Music Review

Eric Johnson
by Tom Fitt
Published January 15, 2009

In Austin, Texas, if you need a guitar player for your band, or a six-stringed accompanist for a vocal gig, or a songwriter for an upcoming session, one need only open the front door and shout “guitar player.” There are that many qualified players in this small Texas town that has long been acknowledged as the South’s music hotbed. That’s where Eric Johnson, called “an extraordinary guitar player accessible to ordinary music fans” by the Memphis Commercial Appeal, grew up and began his career.
Tonight at 7 p.m., this Grammy winner brings his exquisitely melodic guitar playing to Brixton on the Redondo Beach pier. His concert will consist of original tunes written primarily over the past three decades which feature Johnson’s singing as well as his facility on the instrument. “White Cliffs of Dover,” the 1991 Grammy Award winner for Best Rock Instrumental Performance, will be in the line-up. It’s a song that shuffles along in what to this day remains a sound identified with Austin and the likes of the late Stevie Ray Vaughan, who grew up musically alongside Johnson in this Texas town. “Dover” tells a story without using words.

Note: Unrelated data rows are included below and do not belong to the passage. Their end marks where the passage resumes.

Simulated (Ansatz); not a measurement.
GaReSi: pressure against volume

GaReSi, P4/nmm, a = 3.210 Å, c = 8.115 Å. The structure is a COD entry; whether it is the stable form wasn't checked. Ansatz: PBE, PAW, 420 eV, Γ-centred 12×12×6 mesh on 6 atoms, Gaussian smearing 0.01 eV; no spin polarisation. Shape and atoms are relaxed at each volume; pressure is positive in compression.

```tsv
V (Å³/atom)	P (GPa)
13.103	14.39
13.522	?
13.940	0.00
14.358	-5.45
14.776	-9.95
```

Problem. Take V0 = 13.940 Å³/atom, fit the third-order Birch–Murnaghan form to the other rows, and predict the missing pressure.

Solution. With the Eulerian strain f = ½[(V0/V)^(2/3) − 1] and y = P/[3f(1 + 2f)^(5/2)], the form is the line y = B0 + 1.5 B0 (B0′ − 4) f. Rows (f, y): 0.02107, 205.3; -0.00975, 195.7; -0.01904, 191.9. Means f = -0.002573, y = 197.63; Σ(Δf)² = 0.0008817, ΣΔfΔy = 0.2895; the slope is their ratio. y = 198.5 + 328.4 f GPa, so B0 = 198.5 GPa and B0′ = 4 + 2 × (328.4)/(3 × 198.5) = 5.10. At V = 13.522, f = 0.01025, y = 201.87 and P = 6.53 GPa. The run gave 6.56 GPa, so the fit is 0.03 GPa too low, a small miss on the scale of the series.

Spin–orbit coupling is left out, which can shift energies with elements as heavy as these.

As a kid, Johnson started in music as a piano student. When he reached puberty, the Beatles emerged on the scene and the allure of the electric guitar captivated the young musician. He still plays the keyboard in live performance – witness his piano rendition of Hendrix’s “Wind Calls Mary” recorded live at The Grove in Anaheim in 2006 and released last year on his album and DVD “Anaheim.” “The song just lends itself to different interpretations,” said Johnson. But his work on the Fender Strat has gained Johnson the most recognition among peers and music critics alike. Musician Magazine named him one of the “100 Greatest Guitarists of the 20th Century.”
Johnson still lives and records in Austin. Many of the sidemen he uses on his recordings and live shows are Austin natives. How has the scene changed in this music-crazed city over the years?
“It’s still an eclectic music town with a lot going on,” said Johnson in a phone interview. “The musicians are different – they’ve changed over the years – but it’s a melting pot of talent.”
If one listens to any Eric Johnson recording for more than a minute, the country and jazz influences become pronounced.
“I suppose the country comes from where I grew up,” said Johnson. “I was surrounded by it. I still love to listen to pedal steel, my favorite instrument. I can’t play it, but I love to listen.
“As for the jazz, I just listen to everything – Wes Montgomery, Charlie Christian, George Benson, Thumbs Carlisle, Django Reinhardt. There’s so much more I need to learn from these guys.”
Learn? Listen to Johnson’s take of Hendrix’s “Manic Depression” on the “Anaheim” album. What more to learn? In his varied career, Johnson has also been featured on recordings by Cat Stevens, Christopher Cross, Carole King and more. Early on, Johnson’s ensemble opened for ZZ Top, Bloodrock and others.
Not living in the past, Johnson is working on a new CD he hopes to release this summer. “It’s basically a continuation of my last recordings,” he said modestly.
Johnson is spending a week in the LA area – “It’s been about a year since we’ve played here” – and then will return to Texas for a few one-nighters starting in El Paso. Then, it’s back to the studio to finish his current project. For tonight’s performance at Brixton, he plans no acoustic offerings, no piano, just thriving rock and roll guitar. Enjoy a performer of whom guitarist Steve Val said: “Eric has more colorful tone in his fingers than Van Gogh had on his palette.”